The Oldest College Newspaper in Pennsylvania

The Lafayette

The Oldest College Newspaper in Pennsylvania

The Lafayette

The Oldest College Newspaper in Pennsylvania

The Lafayette

Lafayette presents: Rent

By Julia Ben-Asher

Photo by Steve Tringali/ The Lafayette


In listening to snippets of lyrics, or judging from a few glances toward the stage, Rent might present itself as a play about AIDS, heroin and impending homelessness, which, at an upscale and famously preppy college campus might seem distant to the Lafayette audience.

But the Rent shown at Williams Center for the Arts is a story about learning to fight through even the most difficult of times, and when you can’t, of learning how to cope, which every audience member can relate to some degree.

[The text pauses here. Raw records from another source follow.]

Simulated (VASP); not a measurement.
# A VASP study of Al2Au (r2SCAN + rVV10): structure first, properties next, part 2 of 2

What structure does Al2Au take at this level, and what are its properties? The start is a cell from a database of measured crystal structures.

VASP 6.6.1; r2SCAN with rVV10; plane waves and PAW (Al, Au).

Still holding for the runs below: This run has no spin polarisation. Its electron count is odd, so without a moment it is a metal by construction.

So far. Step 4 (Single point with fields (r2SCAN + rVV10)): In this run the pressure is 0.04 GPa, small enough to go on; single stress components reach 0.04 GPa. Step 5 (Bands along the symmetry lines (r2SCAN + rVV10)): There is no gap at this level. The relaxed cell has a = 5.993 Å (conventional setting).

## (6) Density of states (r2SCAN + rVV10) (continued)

Whether an audience member is old or young (maybe not too young), the palest white or the blackest black, whether her (or his) hair dye is a housewife blonde or electric pink, each person crowded into Williams Center undeniably feels connected to many of the matters looming both on stage and throughout the house seats.

During the genuinely portrayed love songs, the audience felt its own collective heart break. At the unstoppable slipping death of a beloved character by all, goose bumps raised on the audience’s collective arms and actual chills prickled down the collective spine.

Eyes leaked and teeth shone in smiles in the dark theater. Many found it truly difficult not to dance in their seats, and the humming along during the most well-known and commercialized songs.

A grungy-looking group of kids stands out anywhere on Lafayette’s campus. But when these 90’s-throwbacks are also plastered in fake tattoos, are covertly buying suspicious-looking bags of powder and are occasionally experiencing a dramatic death, or near-death, the college looks on.

Not only do they look on — they buy tickets and tell their friends to do the same, causing two of the four nights to be sold out before the show’s run even begins.

At a small liberal arts college where — while a theater major is available, learning of the existence of said theater major leaves many students shocked — an audience cannot expect a Broadway performance matching those that earned the original musical four Tony Awards in 1996 and the 1996 Pulitzer Prize for Drama.

After seeing Lafayette’s rendition, though, it’s really not as far off from the major bread-winning performances as one might expect.

There were, of course, the barely noticeable errors that a two-month educational theater production is sure to display, but besides a few awkwardly timed lines, a jerky dance step or two and a few microphone adjustments, a tremendous performance overtook the theater.

Writer and lyricist Jonathan Larson’s carefully crafted characters seem to be almost more real than either of the two audience members sitting next to you.

Maureen (Dana Pardini ‘12) is one of the most abrasive and outrageous characters you’ll ever meet, while her on-again-off-again partner, Joanne (Juliet Lodi ‘12), is her uptight, making-lists-in-her-sleep opposite — everyone remembers the mother of a childhood friend fitting both descriptions.

Roger (Eric Mortensen ‘12) is a cool guy who can’t seem to shake himself from his past, despite the wild and lost Mimi’s (Amanda Scherb ‘13) constant presence, whether literally or in Roger’s head.

Benny (Rich Albertini ‘13) is such a convincing jerk on the stage that it’s surprising when the actor who plays him is pleasant and friendly. Angel (Nathaniel Kelley ‘12) is ridiculously warm and outgoing to all: a drag queen with the biggest sense of style and heart in Alphabet City, complimenting her boyfriend Collins’ (Patrick Grundy ‘15) calm, but perky, understatements.

And Mark. Mark (Brett Billings ‘12), the boy from Scarsdale, who grew up attending Bar Mitzvahs and having food wiped off of his face by Mom, now determined to be independent, is always watching, capturing the scene on the video camera through which he constantly squints, discovering.

The music, ranging from rock to tango to reggae, stuck in the audience’s heads is not a background for the story, but a means to communicate the story. From one Christmas Eve to the next, we follow a group of young people through their lives, finding what it means to fully live for every one of the 525,600 minutes in a year.

Rent is directed and choreographed by Assistant Professor of Theater and English Mary Jo Lodge and features a cast of 25 students onstage. Tickets for tonight and tomorrow’s shows, beginning at 8 p.m. in the Williams Center for the Arts, are sold out, but standby seating is available.